WMG Purges YouTube

Unable to close a new deal over licensing fees, Warner Music Group has ordered YouTube to remove content belonging to the record label.

Music videos by Warner artists started vanishing from Google-owned YouTube Dec. 20, although many Warner artists still had a presence on the mega-popular video site as of Dec. 22.

WMG recording artists affected by the purge include Madonna, Metallica and Kid Rock.

Photo: Justin Brady
Rose Garden Arena, Portland, Ore.

YouTube notified users of WMG’s decision Dec. 19, saying it would continue to work with labels and artists to reach “user-friendly licensing agreements.”

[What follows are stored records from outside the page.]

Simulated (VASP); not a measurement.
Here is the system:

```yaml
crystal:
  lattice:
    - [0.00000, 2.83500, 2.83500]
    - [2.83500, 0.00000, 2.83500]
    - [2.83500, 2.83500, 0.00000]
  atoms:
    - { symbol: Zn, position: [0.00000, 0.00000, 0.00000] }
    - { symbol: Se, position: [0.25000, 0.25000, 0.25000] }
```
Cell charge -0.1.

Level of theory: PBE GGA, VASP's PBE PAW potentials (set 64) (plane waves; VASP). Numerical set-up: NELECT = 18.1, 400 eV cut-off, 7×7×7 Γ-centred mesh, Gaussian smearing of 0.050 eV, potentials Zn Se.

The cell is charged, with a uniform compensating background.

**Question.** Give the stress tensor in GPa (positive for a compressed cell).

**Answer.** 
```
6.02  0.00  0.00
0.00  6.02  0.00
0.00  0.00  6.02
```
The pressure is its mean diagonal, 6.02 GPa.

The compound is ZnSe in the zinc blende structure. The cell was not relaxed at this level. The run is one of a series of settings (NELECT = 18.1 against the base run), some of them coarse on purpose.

Meanwhile, WMG said in a statement that it “simply cannot accept terms that fail to appropriately and fairly compensate recording artists, songwriters, labels and publishers for the value they provide.”

The major labels reached agreements with YouTube two years ago calling for a per-stream fee as well as a piece of the advertising revenue pie. When it came time negotiate a new contract, WMG and YouTube could not agree.

Evidently, the impasse centered on whether WMG should be paid up front for its content or if the label should be compensated after videos are viewed on YouTube, the New York Times reported.

What does WMG removing its content from YouTube mean for the video site?

According to measurement firm Tube Mogul, six of YouTube’s top 10 offerings are music videos.

“YouTube owes much of its popularity, and ad revenue, to the fact that a user can find almost any music video there,” Tube Mogul marketing manager David Burch told the Times.

The newspaper also quoted an anonymous executive described as “close to Warner Music,” saying less than 1 percent of the label’s reported $639 million in digital revenues came from YouTube’s ads and fees.

“If we don’t get this business model right,” the executive told the Times, “it’s going to be a lot harder to fix down the road.”